Last week, I riffed on the worst benefit idea of 2008 (it's early, maybe someone can top it), which was the The Gas Price Guarantee - where a company locked all their employees in 2.85 per gallon, pledging to compensate them for the difference in their daily commute...
My thought was/is that a reasonable alternative is telecommuting. Don't pay for gas, find a way to keep some folks home, even for a day or two a week. Perfect thought from the think-tank, right?
Hold on there, KD/Dave Ulrich wannabe... It appears that there are actual practical considerations that can derail something as cool as telecommuting. I like to let my readers do the heavy lifting as much as possible, so here's what a Capitalist reader (Scott) had to say in the comments of that post related to telecommuting:
Great point on telecommuting. I've been thinking about how to propose a program, and Scott has nailed the primary issue - in any company, it will be the case of the Haves (the telecommuters) versus the Have-Nots (those not eligible to telecommute for whatever reason). It's enough to get you to ponder the program for two weeks, then give it up.

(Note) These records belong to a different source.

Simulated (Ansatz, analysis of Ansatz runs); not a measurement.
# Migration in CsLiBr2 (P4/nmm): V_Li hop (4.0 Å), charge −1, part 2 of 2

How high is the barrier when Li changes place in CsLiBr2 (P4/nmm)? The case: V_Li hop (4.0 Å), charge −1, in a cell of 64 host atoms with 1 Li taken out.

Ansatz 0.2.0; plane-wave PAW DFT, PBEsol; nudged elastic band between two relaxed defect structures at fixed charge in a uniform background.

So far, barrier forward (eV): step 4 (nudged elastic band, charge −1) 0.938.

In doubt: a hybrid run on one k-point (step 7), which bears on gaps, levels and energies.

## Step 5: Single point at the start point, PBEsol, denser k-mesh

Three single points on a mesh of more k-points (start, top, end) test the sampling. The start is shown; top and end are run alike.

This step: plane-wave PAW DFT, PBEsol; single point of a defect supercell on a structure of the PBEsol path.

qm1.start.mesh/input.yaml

The issues start with mere eligibility. What jobs are eligible? Which ones aren't? Don't managers deserve the ability to note who's eligible based on performance? How do you modify your performance management system to ensure you get what you need out of the resource?
Then, should you be strong enough to get people working from home after you said "no" to those in spots not eligible, here come the technology issues. Eddie's cable provider stinks and he's trying to do it through dial up (nice thinking, Eddie). Sally lives outside of DSL land, but is doing a 200 foot drop from her neighbor's house that has high-speed.
Lot of considerations, to Scott's point and beyond. The bottom line - telecommuting as an individual issue/benefit is pretty cool. Telecommuting as an institutional force? That's going to take a little work and a strong hand to say "tough" when folks aren't eligible, or when they don't have the technology at home to make it work...
Are you tough enough to make that happen? Or is it just easier to take a nap and hope that the requests go away?